I’ve had a few conversations in recent weeks with organisations who are considering recruiting an in-house developer for their CRM system, rather than use, or solely use, the services of a third-party implementer. Please note I’m referring to the in-house developer implementing a commercial CRM application such as Salesforce.com or Microsoft Dynamics, rather than a custom system development (an approach I will discuss in a future post). So here are my thoughts on the pro’s and con’s of in-house CRM developer approach.
Cost – In principal the effective day rate for an inhouse CRM developer will be a lot cheaper than for an external resource. So, if we assumed a fully landed cost (i.e. factoring in employers national insurance, benefits, and other employee costs) for a developer of £60,000 per year, the day rate equates to around £260.
By contrast an external implementation company is generally going to be charging in the region of £800 – £1,000 per day, so, on the surface at least there’s quite a potential saving.
Harmony – I think one of the big potential pluses of having an in-house development resource is that it’s generally easier to work with them than an external development company. The relationship between the client and the implementation company can often become pretty fraught as each seeks to protect its commercial interests.
By contrast the internal developer is already paid for, and this can create a more cooperative, harmonious environment, which may be the difference between getting a project over the line or not.
Responsiveness – If you’re paying the developers salary, in principle you’ve got the option to use their time as you want. If an urgent requirement crops up, you don’t have to wait for the implementation company to assess the requirement and assign a resource – which might potentially take days or weeks depending on their workload – you can simply reprioritise their work. This can be an important consideration, particularly if the system is mission critical to the operation of the business.
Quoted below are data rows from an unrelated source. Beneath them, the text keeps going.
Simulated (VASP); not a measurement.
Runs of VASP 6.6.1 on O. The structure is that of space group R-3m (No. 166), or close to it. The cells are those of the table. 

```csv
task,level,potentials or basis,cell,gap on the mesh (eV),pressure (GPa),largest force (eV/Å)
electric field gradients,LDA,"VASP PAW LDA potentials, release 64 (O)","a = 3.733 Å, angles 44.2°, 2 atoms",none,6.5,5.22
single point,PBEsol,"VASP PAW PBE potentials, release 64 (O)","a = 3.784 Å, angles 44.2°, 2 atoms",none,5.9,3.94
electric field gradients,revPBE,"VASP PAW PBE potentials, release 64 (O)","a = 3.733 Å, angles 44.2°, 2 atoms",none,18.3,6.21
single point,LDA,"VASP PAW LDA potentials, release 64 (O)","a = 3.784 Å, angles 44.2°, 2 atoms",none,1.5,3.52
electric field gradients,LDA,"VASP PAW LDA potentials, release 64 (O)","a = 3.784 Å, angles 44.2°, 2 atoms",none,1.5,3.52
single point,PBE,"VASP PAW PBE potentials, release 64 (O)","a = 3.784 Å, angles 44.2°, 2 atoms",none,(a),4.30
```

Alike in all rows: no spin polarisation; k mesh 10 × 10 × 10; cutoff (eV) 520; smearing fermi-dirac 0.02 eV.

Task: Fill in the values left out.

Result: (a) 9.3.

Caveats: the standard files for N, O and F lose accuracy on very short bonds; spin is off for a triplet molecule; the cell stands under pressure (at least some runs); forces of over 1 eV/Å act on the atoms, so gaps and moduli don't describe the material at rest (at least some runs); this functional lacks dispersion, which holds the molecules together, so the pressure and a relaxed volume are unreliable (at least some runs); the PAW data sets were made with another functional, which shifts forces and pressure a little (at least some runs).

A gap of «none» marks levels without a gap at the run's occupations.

Better fit – Because an in-house developer’s salary is a sunk rather than variable cost, there’s considerably less friction involved in making use of the resource compared to using the services of an implementer, where you may have to seek quotes, get the work signed off, issue purchase orders etc. This means that in-house developed systems tend to be better tuned to the needs of the users because it’s easier to get, particularly minor, tweaks and enhancements authorised.
Do you have the work? – Employing an in-house CRM developer is only going to be a cost-effective approach for larger projects. The £260 per day rate I mentioned earlier is based on around 230 days of development per year. If the development requirement is actually only 100 days per year, the effective day rate becomes £600 per day, or if it’s only 50 days the rate becomes £1,200.
It’s worth also worth noting that people tend to overestimate the amount of pure development time involved in the typical CRM system implementation. The reality is that a CRM system implementation involves a broad spectrum of skills, such as business analysis, project management, system administration and training. Development time may actually be a relatively small sub-set of the total.
This is less of an issue if the developer is multi-skilled and can take some or all of these other areas on, but, in my experience, these are pretty rare beasts. As a result, I’ve seen a lot of situations where in-house developers are clearly heavily under-employed, and, from a cost perspective at least, the employer would do better to work with an external implementation partner.
You take on the responsibility – If you’re employing the developer, then you’ve got limited come back if things go wrong. If an implementer messes up, they’re generally going to be liable for sorting things out. If the in-house developer proves incompetent, loses the plot, makes a major error, then you have to live with the consequences. This is a particular risk if you don’t have the skills or experience in-house to effectively manage the developer.
Overengineering – One of the side-effects of having a potential abundance of development resource is that it can result in overengineering, particularly if this involves lots of custom development work. This can result in a system that’s difficult to upgrade, and complex to support, without necessarily adding significant value to the system itself.
Overall, I’d say the cost argument for recruiting in-house developers is generally weak, given that there needs to be a big development requirement to make the sums work. If it’s a mission-critical system, you could certainly argue the case that an in-house capability may be more responsive to issues and new requirements, and that the easy access to resources may produce a better tuned system. But there’s a lot of risk involved with the approach. Hire the wrong person and these potential benefits could evaporate very quickly.